Rivethead - Ben Hamper [42]
A miniature Auschwitz had been assembled far behind the clicking of the cashier's keys, far removed from the lazy shuffle of the fresh claimant's feet, off in back where you now only waited for the pellets to drop and the air to get red.
Oh, I guess it could have been worse. You could have been burned to death in a Pinto. You could have been snagged in a plane prop. You could have been fatally trampled at a Paul Anka concert. You could have had to go out and find a job.
That was the funny part. A job? Most of us already had jobs. We worked for the goddamn General Motors Corporation. We were shoprats stuck in a holding pattern. This was all temporary, a fluke of the trade. Soon enough those showrooms would start bustling. Phones would begin to ring and we'd all straggle back to our callings. It was just one of the quirky fates that went along with being just another cog in such a mammoth flywheel.

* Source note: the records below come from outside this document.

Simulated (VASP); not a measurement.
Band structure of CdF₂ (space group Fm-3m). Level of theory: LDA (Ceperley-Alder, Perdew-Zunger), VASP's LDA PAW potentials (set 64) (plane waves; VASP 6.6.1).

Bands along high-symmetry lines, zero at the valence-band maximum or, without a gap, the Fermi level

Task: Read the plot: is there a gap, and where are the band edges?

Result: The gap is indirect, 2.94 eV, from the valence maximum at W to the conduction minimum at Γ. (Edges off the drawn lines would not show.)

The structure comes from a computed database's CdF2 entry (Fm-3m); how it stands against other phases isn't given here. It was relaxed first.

With this understood, it was such a joke when the folks over at the MESC announced that you were now expected to make the rounds looking for an alternative occupation. Instead of just pickin’ up your biweekly check, the claims people insisted that you must take along four sets of job applications to be filled out and returned upon your next visit. It was ignorant, but you had to play along in order to keep receiving your money.
This new requirement was a real grin. For instance, on the day before I was to go pick up my check at the MESC, I would reach for the yellow pages and randomly select some of the most bizarre places of business I could find. On a given week I may have “applied” for work at a taxidermy shop, a porno theater, a limousine service and a funeral home. They had a spot on the job form where you were required to write in the name of the individual you had spoken with. I'd call up the business and ask whoever answered the owner's name. I'd jot it down and hang up. The form also had a line asking “Outcome of Job Interview.” I put down phrases like “enormously unqualified,” “lacking sufficient training” and “a stalemate of mutual disgust.”
I assume the MESC never followed up on any of it. It was just another way for them to make you feel pressured. They had to know that any shoprat with half a brain wasn't likely to sacrifice his hefty unemployment benefits by accepting a job flippin’ burgers or scrubbin’ toilets. We may have been crazy, but we weren't fuckin’ dumb.
It was fairly ridiculous how much money we were being awarded for not going to work. Unemployment paid you $377 biweekly. Add to this the $80 a week courtesy of the GM-UAW Supplemental Unemployment Benefits and you were takin’ in a comfortable $268 a week, hardly anyone's definition of chump change when measured against the fact that you weren't required to do anything but survive the snail plod over at the MESC every other week.
It didn't end there. This being the tail end of the Jimmy Carter era, we were presented another bonus. It seemed Jim had a powerful soft spot in his lust-leechin’ heart for unemployed factory goomers. Before he was booted out of office, he shoved through some bill called the Trade Readjustment Act (TRA) and, yipes, it was feedtime all over again for the old hip pocket.
TRA was designed to provide financial assistance for autoworkers whose plants were closed due to the influx of foreign competition. I gladly took their money, though the pretense seemed rather misguided. I still maintain that blaming it all on the Japanese was a rather cowardly way of admitting “Aw, shit, who was the asshole in charge of mass-producing RHINOS when the public can only afford GERBILS.”
I remember the day I received my lump-sum TRA payment. I had never seen such mirth and hysteria inside the GM-UAW Benefits office. Men were actually smiling and talking to one another. They would go sprinting out the door plantin’ high fives and wavin’ their odd-colored checks above their heads. It was all so contrary to the usual dull isolation of the cattle clog.